So, yeah. Maybe the OS should start following this advice, or update the documentation to explain why not.
Server versions should be fine…
I then did one final test. I used Google Compute Engine (I couldn’t get Azure to work) to create a 128-logical-processor machine running Windows Server 2022 DataCenter. You’d think that if you were doing high-performance-computing on Windows then this would probably be the OS you would use so I was quite amused to see that it does not have the Windows 11 fixes (confirmed here). That’s $3.08 well spent. Here’s a trace from Microsoft’s latest server OS (you can download it from here):
This trace makes obvious something that I hadn’t really noticed before: the MiZeroLargePageThread threads wake up every two seconds to look for work. That doesn’t change any of the conclusions, but it does mean that these threads do nothing for a while and then simultaneously fight desperately for the chance to do some work – hurry up and wait.
Thanks to all those on twitter who responded to my vaguely worded call for help. It was wonderful to have multiple offers of 128 logical-processor machines, and even one person who offered up their 68×4 Xeon Phi machine – I didn’t realize that 272 logical-processor machines existed!
Reddit discussion is here
Hacker news discussion is here
Twitter discussion is here and here
Update, November 2022: I tested on Windows 10 22H2 and the problem is still there.

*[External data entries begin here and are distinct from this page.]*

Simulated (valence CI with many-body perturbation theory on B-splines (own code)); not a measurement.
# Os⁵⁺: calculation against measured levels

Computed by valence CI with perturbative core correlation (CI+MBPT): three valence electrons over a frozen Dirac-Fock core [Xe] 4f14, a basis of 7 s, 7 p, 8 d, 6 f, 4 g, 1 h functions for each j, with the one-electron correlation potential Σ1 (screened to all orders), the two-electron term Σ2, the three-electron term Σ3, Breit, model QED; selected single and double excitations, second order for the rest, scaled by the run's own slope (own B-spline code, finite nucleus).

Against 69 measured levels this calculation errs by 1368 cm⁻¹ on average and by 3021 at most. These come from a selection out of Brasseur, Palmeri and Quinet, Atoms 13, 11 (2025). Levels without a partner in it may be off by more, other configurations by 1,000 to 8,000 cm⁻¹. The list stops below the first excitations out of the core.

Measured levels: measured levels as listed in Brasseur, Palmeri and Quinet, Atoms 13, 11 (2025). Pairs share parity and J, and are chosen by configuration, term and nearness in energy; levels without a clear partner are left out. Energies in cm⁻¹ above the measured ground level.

Random ASCII - tech blog of Bruce Dawson 
I wonder why they zero memory in 4kB chunks, when Windows’ allocation granularity is usually (always?) 64kB (I believe this is since Windows NT on Alpha days).
64 KiB is the granularity for allocating address space. Physical memory continues to be managed and doled out in 4 KiB chunks.
Random question – are you aware of any way to do very fine grained (ala valgrind) performance tracing on Windows? I’ve got a situation where I’ve run out of granularity with the sampling based profiler (Intel VTune).
Noel, VTune has a max granularity of 1k samples, ETW traces have a better granularity at 8k. Profilers that use ETW like the ones used in this post or Superluminal can use 8k samples…. maybe that’s enough for what your are doing?
I don’t know of valgrind support for windows, so I think the answer is nothing besides doing it yourself.
windbg has a thing called time-travel debugging which records every instruction executed, similar to valgrind I believe. Performance is greatly slowed (of course) but years ago I was able to find some good optimizations by analyzing those traces. At the time I was at Microsoft and I don’t know what they have released publicly.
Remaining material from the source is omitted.